Do I have to do anything for file ACLs to work both before and after I reformat a computer?
- by Zian Choy
Let's say that I have a computer running Windows Vista with 2 users: Alice and Bob. Alice is the admin and Bob is a normal user. They each have files in their respective My Documents folders and Bob is not allowed to view Alice's files and Alice has to jump through a UAC elevation to view Bob's.

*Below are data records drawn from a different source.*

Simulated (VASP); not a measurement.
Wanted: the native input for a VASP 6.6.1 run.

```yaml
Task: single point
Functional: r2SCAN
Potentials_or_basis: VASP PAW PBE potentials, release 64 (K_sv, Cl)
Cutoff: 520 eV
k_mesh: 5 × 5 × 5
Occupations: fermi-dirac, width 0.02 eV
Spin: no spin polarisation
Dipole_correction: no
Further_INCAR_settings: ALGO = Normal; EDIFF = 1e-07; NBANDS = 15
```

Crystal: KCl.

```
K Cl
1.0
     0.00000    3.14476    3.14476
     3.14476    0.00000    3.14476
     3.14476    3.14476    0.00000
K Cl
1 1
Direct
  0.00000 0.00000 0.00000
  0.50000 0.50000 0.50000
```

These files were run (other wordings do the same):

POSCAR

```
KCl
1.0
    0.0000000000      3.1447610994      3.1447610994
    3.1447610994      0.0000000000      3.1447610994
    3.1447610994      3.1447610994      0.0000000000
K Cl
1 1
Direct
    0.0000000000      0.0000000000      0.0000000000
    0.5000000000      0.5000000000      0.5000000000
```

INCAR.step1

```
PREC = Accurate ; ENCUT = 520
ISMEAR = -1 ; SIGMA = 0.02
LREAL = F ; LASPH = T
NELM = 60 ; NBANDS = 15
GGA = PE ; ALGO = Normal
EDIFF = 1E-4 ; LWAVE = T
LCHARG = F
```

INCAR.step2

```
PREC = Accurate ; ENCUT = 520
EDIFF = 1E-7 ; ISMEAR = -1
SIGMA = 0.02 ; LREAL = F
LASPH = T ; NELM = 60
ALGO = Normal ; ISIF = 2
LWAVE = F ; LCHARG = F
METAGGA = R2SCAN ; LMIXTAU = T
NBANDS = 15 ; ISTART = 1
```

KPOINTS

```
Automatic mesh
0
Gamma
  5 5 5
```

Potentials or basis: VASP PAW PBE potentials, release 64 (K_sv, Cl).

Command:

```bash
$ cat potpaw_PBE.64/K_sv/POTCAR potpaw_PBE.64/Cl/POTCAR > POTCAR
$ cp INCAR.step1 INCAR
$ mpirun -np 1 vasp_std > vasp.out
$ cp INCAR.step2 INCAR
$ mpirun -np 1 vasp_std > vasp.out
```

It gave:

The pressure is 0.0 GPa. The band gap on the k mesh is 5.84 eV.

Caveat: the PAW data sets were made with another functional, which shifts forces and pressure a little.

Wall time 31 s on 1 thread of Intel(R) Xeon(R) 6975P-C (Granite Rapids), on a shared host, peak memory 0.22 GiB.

If Alice copies all the files on the computer to an external NTFS-formatted hard drive with the following 2
commands:
robocopy "E:\Bob's Files" "C:\Users\Bob\My Documents" /MIR
robocopy "E:\Alice's Files" "C:\Users\Alice\My Documents" /MIR
And then reformats the hard drive, installs a fresh copy of Windows, and creates 2 users named Alice and Bob on the computer, then will everything in the first paragraph be true after Alice copies the files back onto the internal hard drive? Assume that when the files are copied back over, she logs in as Bob and then copies Bob's files and likewise with her own files.
Possibly relevant: Alice and Bob also have passwords on their user accounts and they create new passwords after the computer is reformatted.
The main post has been tweaked slightly to make the question clearer. Answers that predate April 2011 are referring to an earlier version of this post.